Tariff and Power Purchase Agreement

Posted in finance by qmarks on February 25, 2012

Under the PPA Tariff is usually paid by monthly. Therefore Days of Sales Outstanding should be close to 30-32.

The  tariff paid under 2 elements

Fixed Portion : Capacity Charge, Availability Charge

Variable Portion: Energy Charge, Dispatch Charge

Availability Charge

fixed portion is paid no matter what, energy is dispatched or not.

the project co will put the assets in place and make it available for the power purchaser therefore a fixed portion must be in place. that portion covers:

Fixed Operating Costs: ie land rentals, insurance premiums, scheduled maintenance and replacement of parts, fixed payments to a fuel supplier for a fuel pipeline, taxes etc. The Accounting Depreciation is not paid since it is not a cash outflow, instead CAPEX can be paid.

Debt Serivce: P + I

Equity Return: Agreed ROE, or Cash Flow Available After Debt Service prorated to the Equity Amount.

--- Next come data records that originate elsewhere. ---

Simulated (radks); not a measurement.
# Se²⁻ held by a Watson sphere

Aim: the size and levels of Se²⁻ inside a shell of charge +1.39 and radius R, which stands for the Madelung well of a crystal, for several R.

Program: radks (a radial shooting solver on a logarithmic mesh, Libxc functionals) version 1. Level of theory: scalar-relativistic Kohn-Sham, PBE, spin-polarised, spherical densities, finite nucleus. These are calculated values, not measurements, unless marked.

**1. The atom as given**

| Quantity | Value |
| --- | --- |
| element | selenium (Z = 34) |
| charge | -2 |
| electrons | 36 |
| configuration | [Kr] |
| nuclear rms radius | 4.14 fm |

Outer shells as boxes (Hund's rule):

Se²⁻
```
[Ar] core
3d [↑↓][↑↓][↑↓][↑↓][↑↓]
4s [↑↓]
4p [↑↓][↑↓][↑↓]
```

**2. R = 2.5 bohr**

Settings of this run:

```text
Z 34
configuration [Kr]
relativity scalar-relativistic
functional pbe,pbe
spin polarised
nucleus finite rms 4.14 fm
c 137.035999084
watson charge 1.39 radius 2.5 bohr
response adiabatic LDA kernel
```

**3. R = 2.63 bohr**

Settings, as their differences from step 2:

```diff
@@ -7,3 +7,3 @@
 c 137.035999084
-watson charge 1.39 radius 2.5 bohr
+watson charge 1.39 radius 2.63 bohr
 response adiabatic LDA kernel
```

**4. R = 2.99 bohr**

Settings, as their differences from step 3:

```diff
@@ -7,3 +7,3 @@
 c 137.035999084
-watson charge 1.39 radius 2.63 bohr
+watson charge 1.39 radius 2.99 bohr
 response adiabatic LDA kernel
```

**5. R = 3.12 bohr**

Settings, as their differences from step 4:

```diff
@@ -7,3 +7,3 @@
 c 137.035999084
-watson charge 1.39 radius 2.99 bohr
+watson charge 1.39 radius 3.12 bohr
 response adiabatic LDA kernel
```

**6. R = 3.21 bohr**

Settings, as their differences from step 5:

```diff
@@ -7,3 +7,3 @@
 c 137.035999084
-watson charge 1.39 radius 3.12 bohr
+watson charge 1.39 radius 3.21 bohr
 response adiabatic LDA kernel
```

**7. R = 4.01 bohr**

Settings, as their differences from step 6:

An important point is that the availability charge is normally fixed when PPA is signed therefore if there is no fixed cost-fixed term contract is in place, at an event of cost over run Project Co will bear the risk (assuming no LD, is in Place or Liability Cap of the contractor is not covering the cost overrun)

Energy Charge:

Variable cost : or fuel charge

Question: Check if PPA is take or pay and covers the fuel cost under low levels of dispatch.